The head of New York City’s troubled jails spent a quarter of 2016 in his home state of Maine, driving his government-issued vehicle and charging taxpayers to fill up the gas tank in violation of ethics rules, according to a report released Friday by the city Department of Investigation.

Joseph Ponte, appointed Department of Correction commissioner in 2014, was out of town for about 90 days, during jail incidents that included stabbings, slashings, staff and inmate deaths, and an escape, and “he never actually responded from Maine to any DOC emergency,” the reason top officials are given take-home vehicles at city expense, the report said. The vehicle was used almost exclusively for his out-of-town trips in 2016, totaling 18,500 miles.

The probe, which began after an anonymous tip, also “revealed systematic misuse of city vehicles” by 21 correction employees who “frequently” used their vehicles to travel to the Hamptons, the Poconos, Mohegan Sun casino, the Riverhead outlets, and to shuttle friends and family to airports and more. Tolls, gas and mileage, the report found, were often charged to taxpayers.

Ponte was brought in by Mayor Bill de Blasio to try to fix Rikers Island, the city’s main jail complex, which the U.S. Department of Justice said was beset by “a deep-seated culture of violence” by guards and inmates.

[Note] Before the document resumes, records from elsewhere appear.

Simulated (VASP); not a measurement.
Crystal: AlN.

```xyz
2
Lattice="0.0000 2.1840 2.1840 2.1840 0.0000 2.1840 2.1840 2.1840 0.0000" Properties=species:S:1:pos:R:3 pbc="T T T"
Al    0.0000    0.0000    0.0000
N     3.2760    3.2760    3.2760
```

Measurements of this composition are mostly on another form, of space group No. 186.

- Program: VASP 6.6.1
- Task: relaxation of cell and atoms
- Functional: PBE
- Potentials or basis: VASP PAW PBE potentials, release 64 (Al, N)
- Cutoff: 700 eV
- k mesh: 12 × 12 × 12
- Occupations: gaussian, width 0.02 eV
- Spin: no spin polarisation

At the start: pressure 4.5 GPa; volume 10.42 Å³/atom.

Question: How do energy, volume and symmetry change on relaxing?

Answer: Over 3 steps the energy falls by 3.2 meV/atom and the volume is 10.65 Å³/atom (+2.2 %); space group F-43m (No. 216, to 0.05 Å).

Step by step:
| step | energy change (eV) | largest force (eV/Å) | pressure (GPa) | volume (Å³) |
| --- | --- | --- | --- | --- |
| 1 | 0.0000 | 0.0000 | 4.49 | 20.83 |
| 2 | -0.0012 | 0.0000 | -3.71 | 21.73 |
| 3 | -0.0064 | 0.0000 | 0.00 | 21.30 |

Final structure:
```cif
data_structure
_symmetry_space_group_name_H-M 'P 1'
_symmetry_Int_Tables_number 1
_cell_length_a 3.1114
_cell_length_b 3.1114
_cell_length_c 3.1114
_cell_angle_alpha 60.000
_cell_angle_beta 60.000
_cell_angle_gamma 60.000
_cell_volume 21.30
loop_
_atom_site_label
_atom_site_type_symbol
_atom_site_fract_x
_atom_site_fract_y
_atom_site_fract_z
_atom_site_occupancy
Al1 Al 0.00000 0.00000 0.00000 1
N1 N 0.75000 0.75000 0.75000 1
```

A deputy commissioner who oversees the department’s internal investigations and already had been fined $1,500 by the Conflicts of Interest Board for related conduct, still used his vehicle to go golfing, transport his wife when they’d go out to dinner and travel to Westchester on personal business, most of which occurred after the first fine. Ponte’s chief of staff went to a friend’s birthday party in Virginia in the car, on the clock.

Neither Ponte nor his subordinates could be reached for comment, but de Blasio shrugged off the allegations, arguing that Ponte had followed “guidance.” De Blasio did not give the source of the “guidance” allowing the behavior.

“I just released an $84 billion budget, so the fact that there’s $1,000 in gas expenses, you know, it’s put in perspective,” de Blasio said Friday on his weekly #AskTheMayor call-in radio show on WNYC. “But whatever was done here is going to be made whole.”

But less than an hour after those remarks, de Blasio’s own commissioner of investigation — his former campaign treasurer, Mark Peters — said, “City Hall is misinformed” and “our investigation conclusively demonstrated that Commissioner Ponte and others did not receive official ‘advice’ that they could use their cars for personal trips out of state.”

“There can be no defense of this behavior and City Hall harms government integrity by even trying,” he said. De Blasio spokesman Eric Phillips dismissed the comment in a tweet: “snooze.”

Dick Dadey, executive director of the good-government group Citizens Union, said Ponte should be fired.

He said the mayor’s ridicule of the amount of money Ponte spent on gas for personal reasons — about $1,000 — is alarming.

“A thousand dollars to most New Yorkers is a significant amount of money,” Dadey said, “and should not be so easily dismissed.”